Yet they have a lousy home record, and their home games can feel like road games. There are many factors — the stadium’s size and location, fickle and negative fans, the thousands of visiting fans who always seem to get good seats, the team’s overall poor play throughout the decade — but the sobering fact is that only the Detroit Lions have a worse home mark among NFC teams than Washington’s 42-44 record at FedEx Field since 2000.
“That’s not good company,” veteran defensive lineman Vonnie Holliday said Wednesday, “when you talk about what Detroit has done.”
Cornerback Carlos Rogers caught some flak earlier this week when he criticized fans who turn on the team quickly when things go wrong, saying: “Sometimes I think when you’re at home, you feel you’re away.” Yet he’s not the only person in burgundy and gold to express that feeling. FedEx Field might hold more than 91,000 fans, but this is one case where size isn’t everything.

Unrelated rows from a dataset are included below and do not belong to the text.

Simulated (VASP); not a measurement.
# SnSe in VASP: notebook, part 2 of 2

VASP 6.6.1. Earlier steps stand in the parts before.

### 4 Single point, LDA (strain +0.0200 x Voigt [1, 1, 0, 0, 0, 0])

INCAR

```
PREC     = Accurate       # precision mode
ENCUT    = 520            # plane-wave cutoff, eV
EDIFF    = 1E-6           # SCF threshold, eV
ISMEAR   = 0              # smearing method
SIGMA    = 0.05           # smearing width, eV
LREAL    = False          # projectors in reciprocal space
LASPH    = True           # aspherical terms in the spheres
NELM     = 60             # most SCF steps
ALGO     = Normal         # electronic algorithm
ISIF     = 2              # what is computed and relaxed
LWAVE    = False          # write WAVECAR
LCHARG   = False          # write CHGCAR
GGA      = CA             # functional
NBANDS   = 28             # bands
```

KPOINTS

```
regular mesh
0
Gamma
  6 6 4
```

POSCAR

“For it to be as big as it is, it’s not as loud as some of the stadiums I’ve played in,” Holliday said. “I remember playing in Kansas City, tough place to play. Oakland, when those guys get going. Seattle is definitely loud. Minnesota, that dome gets really, really loud, so I was really surprised.”
FedEx Field is nowhere near as loud or raucous at RFK Stadium, the rickety old home of the Redskins that had a funky cantilevered roof that reverberated the noise from a mere 55,000 fans. Opposing teams won only 37 percent of the time at RFK, which was deemed antiquated when the Redskins moved to the suburbs in 1997.
The new place makes a lot of money but not much else. The architecture is such that the crowd noise goes straight up into the sky. The club seats and luxury boxes sap energy from the place — many of those well-heeled fans either don’t show up or don’t show much passion when they do.
For that matter, the stadium seems too big for the fan base. The team brags about a streak of 356 consecutive sellouts, but a stunning number of those tickets find their way into hands of fans wearing the wrong-colored jerseys. One of the most embarrassing moments in Dan Snyder’s tenure as owner came when Pittsburgh Steelers fans waving Terrible Towels took over the lower bowl during a Monday night game two years ago. The color purple wasn’t hard to find Sunday during a 17-13 loss to the Minnesota Vikings.
“There were a lot of Vikings fans,” linebacker Lorenzo Alexander said. “I don’t know how the visiting fans keep getting in there. Any time we play somebody who’s even kind of close to us, it seems like a lot of the opposing team’s fans are there.”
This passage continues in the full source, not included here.